Tommy Maddox gets an overwhelming amount of grief from Steelers fans, undeservedly. At worst, his presence ended the Kordell Stewart era and sprung into action the concept of a team need for long-term stability at the quarterback position. Spoiled fans have forgotten that Pittsburgh started Kent Graham earlier in the century.
During his tenure in 2002, Maddox was on fire, breathing life into a Steelers offense whose aerial attack was inconsistent.
It wasn't all great, though. While "Tommy Gun" resurrected the team for a season, he may have been a catalyst for a confused identity, as Pittsburgh began to abandon some of the fundamentals (such as clock possession and running on offense) that were Bill Cowher trademarks during his time to date.

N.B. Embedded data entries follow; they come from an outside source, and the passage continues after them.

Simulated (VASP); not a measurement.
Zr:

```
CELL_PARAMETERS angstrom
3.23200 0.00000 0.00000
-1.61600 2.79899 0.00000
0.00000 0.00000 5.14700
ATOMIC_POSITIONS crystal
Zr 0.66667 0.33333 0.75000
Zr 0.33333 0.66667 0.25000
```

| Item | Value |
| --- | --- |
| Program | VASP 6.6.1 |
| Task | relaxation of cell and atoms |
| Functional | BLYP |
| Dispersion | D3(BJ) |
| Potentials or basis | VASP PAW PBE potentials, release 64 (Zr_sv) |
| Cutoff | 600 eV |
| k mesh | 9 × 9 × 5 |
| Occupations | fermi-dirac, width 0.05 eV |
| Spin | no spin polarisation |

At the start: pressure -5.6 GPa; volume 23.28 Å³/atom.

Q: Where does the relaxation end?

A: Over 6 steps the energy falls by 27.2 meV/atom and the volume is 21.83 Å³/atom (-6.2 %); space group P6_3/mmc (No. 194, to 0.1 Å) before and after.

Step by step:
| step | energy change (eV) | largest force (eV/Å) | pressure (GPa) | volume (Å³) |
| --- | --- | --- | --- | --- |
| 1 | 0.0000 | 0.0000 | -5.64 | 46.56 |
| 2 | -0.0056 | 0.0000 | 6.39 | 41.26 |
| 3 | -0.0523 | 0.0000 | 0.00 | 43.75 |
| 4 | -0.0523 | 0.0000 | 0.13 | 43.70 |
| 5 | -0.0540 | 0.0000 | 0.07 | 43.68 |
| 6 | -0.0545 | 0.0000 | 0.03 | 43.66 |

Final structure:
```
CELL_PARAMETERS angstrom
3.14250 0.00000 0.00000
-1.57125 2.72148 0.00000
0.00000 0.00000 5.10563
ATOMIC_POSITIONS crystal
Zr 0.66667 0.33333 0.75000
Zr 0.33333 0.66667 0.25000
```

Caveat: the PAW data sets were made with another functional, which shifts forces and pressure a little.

2003 showed Maddox as being on the decline in his career, and by 2004, he was replaced as the starter by Ben Roethlisberger due to injury.
Roles reversed for this 2005 contest, as an injury to Big Ben brought Tommy back into the fray. It may have been bad timing, as the Jaguars defensive front, anchored by Thomas Henderson and Marcus Stroud at the tackle positions, was a run-stuffing machine.
True to form, Jacksonville put the game into Maddox's hands, holding the Steelers to less than 60 yards rushing.
The quarterback threw two interceptions in the first quarter, spotting the Jaguars a 7-0 lead. Seemingly not phased by his misfortune, he responded with a second quarter touchdown. After an Antwaan Randle El punt return touchdown, the Steelers led at the half, 14-10.
Both offenses continued to be stagnant in the second half, but the Jaguars put together their only drive with any rhythm, and regulation ended in a tie.
To start the overtime, the Steelers' Quincy Morgan returned the kickoff to Jacksonville's 26-yard line. Then, the unthinkable occurred....
Willie Parker fumbled on first down, but recovered. Then, instead of playing it safe, Tommy Maddox dropped back on third down and...fumbled the ball without being hit! The Jaguars pounced, preventing Jeff Reed from an overtime attempt.
After the Steelers defense stood stall, Maddox ended an 11-for-28 afternoon by throwing a gift touchdown....to the Jaguars Rashean Mathis.
Thinking they would have to play their best game of the season to win at Pittsburgh, Jacksonville returned to Florida victorious after having played one of their worst games.
The final score was 23-17.
In one afternoon, "Touchdown Tommy" became "Turnover Tommy," and many fans still most remember this unsettling afternoon of football from a quarterback who also gave the franchise some warm memories.
In the episode of "America's Game: The Super Bowl Champions" outlining the 2008 Pittsburgh Steelers, Ben Roethlisberger discusses his quarterbacking style and outlook on life.
While his personal life will cause critics to take his word at arm's length, a poem read by the quarterback outlines his philosophy:
"When things go wrong, as they sometimes will,
When the road you’re trudging seems all up hill,
When the funds are low and the debts are high,
And you want to smile, but you have to sigh,
When care is pressing you down a bit,
Rest! if you must; but don’t you quit.
Life is queer with its twists and turns,
As everyone of us sometimes learns,
And many a failure turns about
When he might have won had he stuck it out;
Don’t give up, though the pace seems slow;
You might succeed with another blow.
Often the goal is nearer than
It seems to a faint and faltering man,
Often the struggler has given up
When he might have captured the victor’s cup.
And he learned too late, when the night slipped down,
How close he was to the golden crown.
Success is failure turned inside out;
The silver tint of the clouds of doubt;
And you never can tell how close you are,
It may be near when it seems afar;
So stick to the fight when you’re hardest hit;
It’s when things seem worst that you mustn’t quit."
The program then highlights the Jaguars vs. Steelers Sunday Night Football game, a rematch of a playoff game in which the Jags beat Pittsburgh at Heinz Field.
Roethlisberger and the offense dominated the game statistically, yet as the proverbial thorn in the team's side, everyone had to know that the depleted Jaguars simply were not going to go away.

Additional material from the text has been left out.